While there is no data for fertiliser sales this year, all signs point to it being one of the lowest overall for tonnages bought by farmers.

With the weekend of 13 October bringing the deadline for farmers to report closing stocks on the national fertiliser database, it is worth taking a look at what might drive prices into 2024 and whether we will ever see a return to the price levels that prevailed in 2020-21.

Looking at a 20-plus year chart of fertiliser prices (see Figure 1 showing the price per tonne of calcium ammonium nitrate (CAN)) we can see that they generally were fairly stable until 2008, when they almost doubled, and then after calming for more than a decade, spiked higher again last year.

While much of that spike has since reversed, we have not seen a return to pre-Ukraine invasion price levels yet.
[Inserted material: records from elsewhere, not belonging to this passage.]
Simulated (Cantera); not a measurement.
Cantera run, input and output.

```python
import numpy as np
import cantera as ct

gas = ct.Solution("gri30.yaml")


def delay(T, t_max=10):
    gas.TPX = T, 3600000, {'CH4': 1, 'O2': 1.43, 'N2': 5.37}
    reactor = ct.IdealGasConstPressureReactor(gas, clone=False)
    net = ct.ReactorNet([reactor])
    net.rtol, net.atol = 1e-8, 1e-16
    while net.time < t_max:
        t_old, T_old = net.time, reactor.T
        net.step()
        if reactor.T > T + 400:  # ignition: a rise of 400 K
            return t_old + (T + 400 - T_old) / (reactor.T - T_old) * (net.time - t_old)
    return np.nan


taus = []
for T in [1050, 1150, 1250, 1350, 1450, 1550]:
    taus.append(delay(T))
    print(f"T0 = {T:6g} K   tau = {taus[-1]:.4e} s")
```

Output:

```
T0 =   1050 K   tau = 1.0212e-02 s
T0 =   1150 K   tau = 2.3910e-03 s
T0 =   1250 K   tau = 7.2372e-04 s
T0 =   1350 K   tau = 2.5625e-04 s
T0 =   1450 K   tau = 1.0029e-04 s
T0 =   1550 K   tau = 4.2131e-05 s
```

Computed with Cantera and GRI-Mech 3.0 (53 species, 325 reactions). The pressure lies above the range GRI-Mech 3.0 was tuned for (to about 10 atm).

Looking at the chart again, we can see that while prices dropped after the rapid rise in 2008, they settled at a much higher level. The average price from January 2001 to December 2007 was €205 per tonne. The average price from January 2011 to December 2017 was €305/t.

Stable

The remarkable thing over both of those periods is how stable the price was around those levels.

The thing we’re seeing as the 2023 season ends is that CAN is trading around €400/t. If past performance is any (rough) guide, then perhaps this is as good as its going to get for fertiliser prices.

There are short-term risks to this view from the rise in hostilities in Israel. Global supplies of potash have already been disrupted, but it is the risk of an escalation into a wider regional conflict which would hit energy prices that is the biggest long-term threat to prices.

Analysts at Bloomberg Economics suggest a confined war in Gaza would lead to a price rise of $4 in a barrel of oil – something we have already seen.

But they suggest that a wider regional conflict could add a whopping €64 to the price of oil, pushed a barrel of Brent close to $150 - a level it spiked to in 2008.

Right now, it looks like the best possible outcome will be for fertiliser prices to not rise much further from here.

This needs a few things to go right – the conflict in Israel needs to be contained; the price of energy needs to go lower; and there needs to be no fresh escalation of the conflict in Ukraine.